Friday 08 December 2017
House prices rose by 2.5 per cent over the past year, Nationwide reported today, as the property market steadied itself at a lower rate of growth.
Britain's biggest building society said low mortgage rates and healthy employment were supporting the market - and it expected the Budget stamp duty cut for first-time buyers to give it a slight boost - although the average house price dipped £1,097 in November to £209,988. It welcomed Budget measures to increase the supply of housing and said that Britain still was not building enough, but flagged an emerging trend that is adding to homes available - with more offices being turned into homes. Despite the average price actually falling, Nationwide said the average UK home rose by 0.1 per cent in November, after seasonal adjustment - a statistical manipulation designed to enable slow sales months to be fairly measured against busier ones.

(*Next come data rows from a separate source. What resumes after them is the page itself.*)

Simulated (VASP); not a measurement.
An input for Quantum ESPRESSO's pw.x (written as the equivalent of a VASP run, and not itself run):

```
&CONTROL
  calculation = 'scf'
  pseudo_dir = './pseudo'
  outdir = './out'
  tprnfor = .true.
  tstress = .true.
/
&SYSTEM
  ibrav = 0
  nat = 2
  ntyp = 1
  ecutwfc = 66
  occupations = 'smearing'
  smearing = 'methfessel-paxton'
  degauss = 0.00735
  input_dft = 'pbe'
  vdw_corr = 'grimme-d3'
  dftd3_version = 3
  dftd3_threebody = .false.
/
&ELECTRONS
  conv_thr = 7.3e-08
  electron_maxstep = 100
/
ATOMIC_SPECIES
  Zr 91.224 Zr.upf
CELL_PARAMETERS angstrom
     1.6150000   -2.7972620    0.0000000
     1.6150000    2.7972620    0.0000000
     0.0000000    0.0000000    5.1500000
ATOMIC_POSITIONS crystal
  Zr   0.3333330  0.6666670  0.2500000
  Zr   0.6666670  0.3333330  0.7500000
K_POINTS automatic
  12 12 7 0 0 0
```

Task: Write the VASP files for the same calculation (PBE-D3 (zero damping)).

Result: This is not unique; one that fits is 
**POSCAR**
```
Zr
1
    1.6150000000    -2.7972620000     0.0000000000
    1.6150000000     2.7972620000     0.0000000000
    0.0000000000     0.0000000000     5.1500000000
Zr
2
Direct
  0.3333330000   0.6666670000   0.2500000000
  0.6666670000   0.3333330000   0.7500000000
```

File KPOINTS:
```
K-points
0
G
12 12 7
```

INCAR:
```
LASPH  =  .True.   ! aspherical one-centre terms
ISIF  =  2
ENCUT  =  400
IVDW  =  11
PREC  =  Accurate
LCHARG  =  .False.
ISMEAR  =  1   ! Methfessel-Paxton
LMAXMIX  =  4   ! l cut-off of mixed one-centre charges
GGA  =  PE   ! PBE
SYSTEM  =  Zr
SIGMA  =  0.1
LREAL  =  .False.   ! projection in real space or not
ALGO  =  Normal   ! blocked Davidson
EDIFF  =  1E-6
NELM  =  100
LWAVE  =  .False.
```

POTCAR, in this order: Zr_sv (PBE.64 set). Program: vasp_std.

House price inflation stuck at 2.5 per cent - the same rate as October - with the average property just over £5,000 more expensive than a year ago. Nationwide highlighted how much money first-time buyers would save from the Budget abolishing it for them up to £300,000. It said that previously 100 per cent of London buyers would have paid stamp duty and now 81 per cent would pay some but considerably less at an average of £9m778 compared to £13,102 previously. That contrasted with the North where 47 per cent of first-time buyers previously paid stamp duty and now just 2 per cent will, although the average bill dropped from just £639 to £100.